Nunatsiaq Online
NEWS: Nunavut December 14, 2012 - 7:58 am

Arviat’s film society moves from milestone to milestone

“Arviat’s always been a media-savvy community”

SAMANTHA DAWSON
Jordan Konek, vice-president of the Arviat Film Society, says building technical skills for youth can result in future media-related jobs. (PHOTO COURTESY AFS)
Jordan Konek, vice-president of the Arviat Film Society, says building technical skills for youth can result in future media-related jobs. (PHOTO COURTESY AFS)
Eric Anoee Jr. shows Innosar Issakiark some tips for recording. They were interviewing youth on their perspectives on bullying during one of many evening workshops. (PHOTO COURTESY ARVIAT FILM SOCIETY)
Eric Anoee Jr. shows Innosar Issakiark some tips for recording. They were interviewing youth on their perspectives on bullying during one of many evening workshops. (PHOTO COURTESY ARVIAT FILM SOCIETY)
Lazarus Nungnik, Eric Anoee Jr., Jonathon Kigusiutnak, Innosar Issakiark, and Ramon Kaviok share a laugh while screening footage. (PHOTO COURTESY ARVIAT FILM SOCIETY)
Lazarus Nungnik, Eric Anoee Jr., Jonathon Kigusiutnak, Innosar Issakiark, and Ramon Kaviok share a laugh while screening footage. (PHOTO COURTESY ARVIAT FILM SOCIETY)

Even during blizzards and on Saturday nights, the youth members of the Arviat Film Society turn up at meetings, ready to discuss future plans.

The film society was created a few years ago after interest was generated in the community with the launch of the Nanisiniq project, in which five youth documented Inuit history by talking to elders.

Eric Anoee Jr., the president of the society says the group of 18 Arviat youth produced most of the content in Inuktitut. “Our goal has been to promote filmmaking in Arviat and we have been actively supported by the community.”

Anoee has been involved with the society since it started two years ago.

Since then, many youth have become interested in joining.

And now the group has reached a milestone — they had their first broadcast in the community on the Padlei Co-Op channel in the beginning of December.

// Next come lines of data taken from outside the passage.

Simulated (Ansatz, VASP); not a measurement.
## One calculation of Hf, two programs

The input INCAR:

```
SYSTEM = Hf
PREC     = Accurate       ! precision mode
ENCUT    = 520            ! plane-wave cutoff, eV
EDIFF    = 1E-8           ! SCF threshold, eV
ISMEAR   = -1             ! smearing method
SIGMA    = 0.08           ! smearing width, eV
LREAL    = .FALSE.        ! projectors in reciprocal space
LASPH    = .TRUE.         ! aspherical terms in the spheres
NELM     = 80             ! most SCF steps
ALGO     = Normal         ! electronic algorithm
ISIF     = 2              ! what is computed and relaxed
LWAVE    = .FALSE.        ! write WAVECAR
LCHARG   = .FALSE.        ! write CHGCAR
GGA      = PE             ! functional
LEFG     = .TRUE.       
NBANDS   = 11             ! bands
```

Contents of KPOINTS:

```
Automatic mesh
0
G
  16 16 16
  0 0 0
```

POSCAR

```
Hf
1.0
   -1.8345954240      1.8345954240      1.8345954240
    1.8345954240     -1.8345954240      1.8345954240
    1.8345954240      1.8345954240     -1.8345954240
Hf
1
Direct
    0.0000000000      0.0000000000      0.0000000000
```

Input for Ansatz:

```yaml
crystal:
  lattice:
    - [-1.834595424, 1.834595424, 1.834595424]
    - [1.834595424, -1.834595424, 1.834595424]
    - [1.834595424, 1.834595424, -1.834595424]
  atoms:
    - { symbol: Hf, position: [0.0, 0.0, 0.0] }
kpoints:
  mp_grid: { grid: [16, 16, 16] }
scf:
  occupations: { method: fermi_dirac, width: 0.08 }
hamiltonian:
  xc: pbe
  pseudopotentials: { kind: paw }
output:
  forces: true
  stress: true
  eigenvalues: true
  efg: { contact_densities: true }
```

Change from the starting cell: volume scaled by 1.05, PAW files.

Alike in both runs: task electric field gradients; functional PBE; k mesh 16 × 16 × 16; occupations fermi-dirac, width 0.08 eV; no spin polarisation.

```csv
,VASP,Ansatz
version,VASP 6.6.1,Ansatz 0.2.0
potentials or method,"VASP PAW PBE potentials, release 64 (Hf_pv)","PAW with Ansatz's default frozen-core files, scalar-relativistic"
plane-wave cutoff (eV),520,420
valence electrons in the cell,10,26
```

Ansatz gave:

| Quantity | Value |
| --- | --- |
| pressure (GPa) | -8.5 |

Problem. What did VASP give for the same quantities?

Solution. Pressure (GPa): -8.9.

The youth decided to show old footage from past Arviat Christmas concerts and plays, and content from the Nanisiniq project.

A member of that project, Curtis Konek, a Grade 12 student at Arnalukjuaq High School, was honoured this past October for his work. 

Feedback from the public was good after the first co-op broadcast.

“People were saying I wasn’t finished watching it, I wonder if they will play it again,” Anoee said. 

A lot of the youth, all from Arviat, are still in high school, and are set to graduate in the spring.

Anoee says this makes him “delighted and proud” that they will be leaving school with hands-on media skills.

“[You would] grab a camera and learn to make a film, we have been very successful in getting membership from youth,” he said.

The project began with only a few cameras, tripods and basic editing software.

At workshops, “a whole bunch of them show up and they don’t want to stop,” Anoee said. “They will take over the film society in the future, we are confident of that.”

The group gets money and equipment from the hamlet, the school and the government. Often, group meetings will take place at the school, the college, the hamlet or the visitor’s centre.

During those weekly meetings, the society members plan short videos, some on sewing and other traditional activities.
But the Arviat Film Society doesn’t shy away from addressing social issues.

At one of the weekly meetings, one of the group members said they should focus on anti-bullying or anti-suicide videos.

“That was very deep. We didn’t expect that,” Anoee said.

The kids talked about their past experiences with bullying and “it’s very prevalent everywhere and it’s a big thing here too,” he said.

And some more reserved youth have become more confident and aren’t afraid of getting behind the camera.

“We were listening to them speak from their heart about their experiences of being bullied,” Anoee said.

Jordan Konek, vice-president of the society, says the group’s current work is “only the beginning.”

“Nunavut is a growing community, and all these people are going to start coming to Nunavut, and these productions that we are doing could result in more jobs,” he said.

Konek, 24, who is also a member of the Nanisiniq group, says the society’s films could be used for archival videos in the future. “It’s going to help people in Arviat,” he said.

“We had some videos that we wanted to show to [Arviat] and we thought maybe through the co-op we could get a channel. After about two years of trying to get attention, we finally got it,” he said.

A lot of what the society does is for young people to have something to do, he said.

“We have done some interviews in the past, we will eventually find a way to come up with these new videos for the future.”

And each time a person uses a camera or does some editing, they learn something new, Konek said.

One of the biggest goals of the Arviat Film Society is that Arviat will see the group’s work and be proud of it.

“Knowing that it’s going to be shown on the co-op channel, it gives them a lot of pride,” Anoee said.

The society is truly a community effort, said another volunteer, Jamie Bell.

“Arviat’s always been a media-savvy community,” he said.

“You could hear a pin drop in the room while talking with some of the elders about some of the traditional knowledge stuff and some of the oral histories that they are collecting in the community.”

Bell said that a lot of parents and educators “really wanted to take what Nanisiniq was doing and make sure that that would grow, they didn’t want it to end.”

However, he acknowledged that a lack of bandwidth in Nunavut does limit the group in what they can broadcast or stream online.

But “with the co-op stepping up it kind of completes the puzzle,” Anoee said.